Capitol Police Failed to Monitor Cameras Outside Pelosis’ Home During Attack on Paul

Right-wing political violence is on the rise, and law enforcement does not seem prepared to respond to it.

Politics
Capitol Police Failed to Monitor Cameras Outside Pelosis’ Home During Attack on Paul
Photo:The Washington Post (Getty Images)

New reports about the attack on Paul Pelosi last week are more alarming than any conspiracy theory: On Wednesday morning, the Washington Post reported that U.S. Capitol Police had cameras installed outside the Pelosis’ San Francisco home that recorded footage of the attack—but no police officers were monitoring the camera feeds at the time of the attack.

As Speaker of the House, Nancy Pelosi is third in line to the presidency. Current and former law enforcement sources told the Post that if Capitol Police had “the best chance” to protect any member of Congress from a break-in or violent attack, it would be Pelosi. The newspaper also made the chilling observation that the attack, and law enforcement’s failure to stop it, “put a spotlight on the immensity—and perhaps the impossibility—of law enforcement’s task to protect the 535 members of Congress at a time of unprecedented numbers of threats against them.”

Meanwhile, on Tuesday, the Capitol Police said in a statement that the department is on track to hire about 300 additional officers this year. The country’s “political climate” is going to necessitate “additional layers of physical security,” the agency said. It’s not entirely clear what 300 additional police officers neglecting to monitor cameras placed outside political leaders’ homes will do to keep anyone safe.

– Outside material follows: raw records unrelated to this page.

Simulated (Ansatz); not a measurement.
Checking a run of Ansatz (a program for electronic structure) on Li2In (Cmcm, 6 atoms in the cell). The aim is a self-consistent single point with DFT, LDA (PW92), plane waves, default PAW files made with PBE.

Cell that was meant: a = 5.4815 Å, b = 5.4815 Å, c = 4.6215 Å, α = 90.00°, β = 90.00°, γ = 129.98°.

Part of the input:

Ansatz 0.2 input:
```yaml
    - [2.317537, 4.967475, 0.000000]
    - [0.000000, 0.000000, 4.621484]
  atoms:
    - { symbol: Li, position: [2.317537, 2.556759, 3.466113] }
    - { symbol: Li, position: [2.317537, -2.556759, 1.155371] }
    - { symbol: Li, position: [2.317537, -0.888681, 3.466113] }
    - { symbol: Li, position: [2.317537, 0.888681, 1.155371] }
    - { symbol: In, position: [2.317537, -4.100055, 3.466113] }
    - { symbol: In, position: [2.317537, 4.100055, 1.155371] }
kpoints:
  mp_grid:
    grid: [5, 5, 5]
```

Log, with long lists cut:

On the same day that Paul Pelosi was attacked, the Department of Homeland Security, the FBI, and the Capitol Police issued a joint report warning of an increased risk of terror attacks leading up to the midterm elections on Nov. 8, primarily “by lone offenders who leverage election-related issues to justify violence.” They identified candidates running for office, elected officials, election workers, political rallies, and people of color and religious minorities as potential targets of this violence.

“Following the 2022 midterm election, perceptions of election-related fraud and dissatisfaction with electoral outcomes likely will result in heightened threats of violence against a broad range of targets―such as ideological opponents and election workers,” the agencies wrote.

The man who attacked Pelosi, David Depape, has already confessed to the FBI that the attack was politically motivated, and he sought to kidnap the speaker because she was “the leader of the pack,” referring to Democrats. His social media feeds are awash with QAnon and Trumpian election conspiracy theories, Holocaust denial, and racist rants against George Floyd.

The attack on the Pelosis’ home is emblematic of the rising tide of political violence that we’re being warned about. In recent weeks, someone burglarized the headquarters of Arizona’s Democratic candidate for governor, Katie Hobbs, as she continues to face death threats and harassment for certifying Arizona’s 2020 presidential vote as secretary of state. Vice reported that on Monday, the home of Richard Ringer, a Democratic candidate for state house in Pennsylvania, was broken into and that Ring was knocked out by his attacker.

It was widely predicted that 2020 election lies would yield violence, and that violence has persisted long past the Jan. 6 insurrection in 2021. Now, as political violence surges, it seems our leaders’ only plans are to invest further in the same police who couldn’t even be bothered to monitor cameras outside the Pelosis’ home.